Author: LINCC Frameworks team

Last updated: February 10, 2025

Demo: HATS and LSDB#

In this notebook we’ll show how to:

Import DASK client
Load object and source catalogs (lazily)
Show HATS partitioning with ZTF objects and sources
Perform crossmatching with existing HATS catalogs across the whole sky
Discuss the performance

There is also an “Extra topics” section with details on margin caches.

[1]:

# %pip install -q -r requirements.txt

[2]:

# Standard library imports
import os
# Set to the maximum number of threads you want to allow
os.environ["NUMEXPR_MAX_THREADS"] = "128"
# Set to the number of threads to actually use
os.environ["NUMEXPR_NUM_THREADS"] = "128"

# Third-party imports
import numpy as np
import pandas as pd
import dask
from dask.distributed import Client
import matplotlib as mpl
import matplotlib.pyplot as plt
from matplotlib import rcParams
import astropy.units as u
from astropy.coordinates import SkyCoord, Angle
import warnings
import logging
from upath import UPath

# Local library-specific imports
import hats
import lsdb
from lsdb.core.search import ConeSearch
from hats.io.file_io import read_parquet_metadata
from hats.inspection import plot_density

# Jupyter-specific settings and magic commands
%matplotlib inline

# Configuration settings
warnings.simplefilter("ignore")
logging.getLogger("numexpr.utils").setLevel(logging.WARNING)
logging.getLogger("distributed").setLevel(logging.WARNING)
rcParams["savefig.dpi"] = 550
rcParams["font.size"] = 20
plt.rc("font", family="serif")
mpl.rcParams["axes.linewidth"] = 2
dask.config.set({"dataframe.convert-string": False})

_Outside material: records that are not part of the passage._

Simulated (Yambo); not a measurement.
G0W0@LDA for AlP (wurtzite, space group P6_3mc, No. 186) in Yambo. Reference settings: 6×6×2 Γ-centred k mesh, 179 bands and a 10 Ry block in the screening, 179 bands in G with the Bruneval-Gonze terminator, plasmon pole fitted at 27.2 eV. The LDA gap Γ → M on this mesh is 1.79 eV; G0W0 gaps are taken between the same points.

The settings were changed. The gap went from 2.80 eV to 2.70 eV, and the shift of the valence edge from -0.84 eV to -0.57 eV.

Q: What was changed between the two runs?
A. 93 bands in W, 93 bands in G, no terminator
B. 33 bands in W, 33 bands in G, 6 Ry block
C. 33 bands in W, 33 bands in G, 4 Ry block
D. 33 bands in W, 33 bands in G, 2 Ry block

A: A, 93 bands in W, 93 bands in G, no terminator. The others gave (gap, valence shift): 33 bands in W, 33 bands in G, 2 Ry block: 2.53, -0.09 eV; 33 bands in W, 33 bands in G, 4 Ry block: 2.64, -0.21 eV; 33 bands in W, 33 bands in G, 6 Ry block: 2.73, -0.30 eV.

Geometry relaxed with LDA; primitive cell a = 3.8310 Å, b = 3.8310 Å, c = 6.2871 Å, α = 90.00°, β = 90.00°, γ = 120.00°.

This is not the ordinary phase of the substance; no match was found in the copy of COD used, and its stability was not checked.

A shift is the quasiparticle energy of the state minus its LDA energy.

print(f"Version of lsdb is {lsdb.__version__}")

Version of lsdb is 0.4.6.dev9+g7b1ec80

[ ]:

# Define the six fields from Data Preview 1 with RA and Dec coordinates
fields = {
    "ECDFS": (53.13, -28.10),  # Extended Chandra Deep Field South
    "EDFS": (59.10, -48.73),  # Euclid Deep Field South
    "Rubin_SV_38_7": (37.86, 6.98),  # Low Ecliptic Latitude Field
    "Rubin_SV_95_-25": (95.00, -25.00),  # Low Galactic Latitude Field
    "47_Tuc": (6.02, -72.08),  # 47 Tuc Globular Cluster
    "Fornax_dSph": (40.00, -34.45)  # Fornax Dwarf Spheroidal Galaxy
}

# Define a 2-degree (2*3600 arcseconds) search radius
radius_arcsec = 2 * 3600  # Convert 2 degree to arcseconds
# Create six cone searches
cones = {name: ConeSearch(ra=ra, dec=dec, radius_arcsec=radius_arcsec) for name, (ra, dec) in fields.items()}

Import DASK client#

[3]:

client = Client(n_workers=120, memory_limit="20GiB", threads_per_worker=1)

# Print the dashboard link and port
print(f"Dask is running at: {client.dashboard_link}")

Dask is running at: http://127.0.0.1:8787/status

Get GAIA and ZTF data#

We have numerous public catalogs available through `data.lsdb.io <https://data.lsdb.io>`__.

[ ]:

catalogs_dir = UPath("https://data.lsdb.io/hats")

# Gaia
gaia_path = catalogs_dir / "gaia_dr3" / "gaia"

# ZTF
ztf_object_path = catalogs_dir / "ztf_dr14" / "ztf_object"
ztf_source_path = catalogs_dir / "ztf_dr14" / "ztf_source"
ztf_object_margin_path = catalogs_dir / "ztf_dr14" / "ztf_object_10arcs"

[ ]:

%%time

# Define a 0.7 degree cone region of interest
# This covers the so called `Rubin_SV_95_-25` field, one of Data Preview 1 fields
cone_search = ConeSearch(ra=95, dec=-25, radius_arcsec=0.7 * 3600)

# Load lite version of Gaia DR3 (RA and DEC data only)
gaia_lite = lsdb.read_hats(gaia_path, columns=["ra", "dec"], search_filter=cone_search)

# Load all Gaia data
hats_gaia = hats.read_hats(gaia_path)
gaia = lsdb.read_hats(gaia_path, columns=hats_gaia.schema.names)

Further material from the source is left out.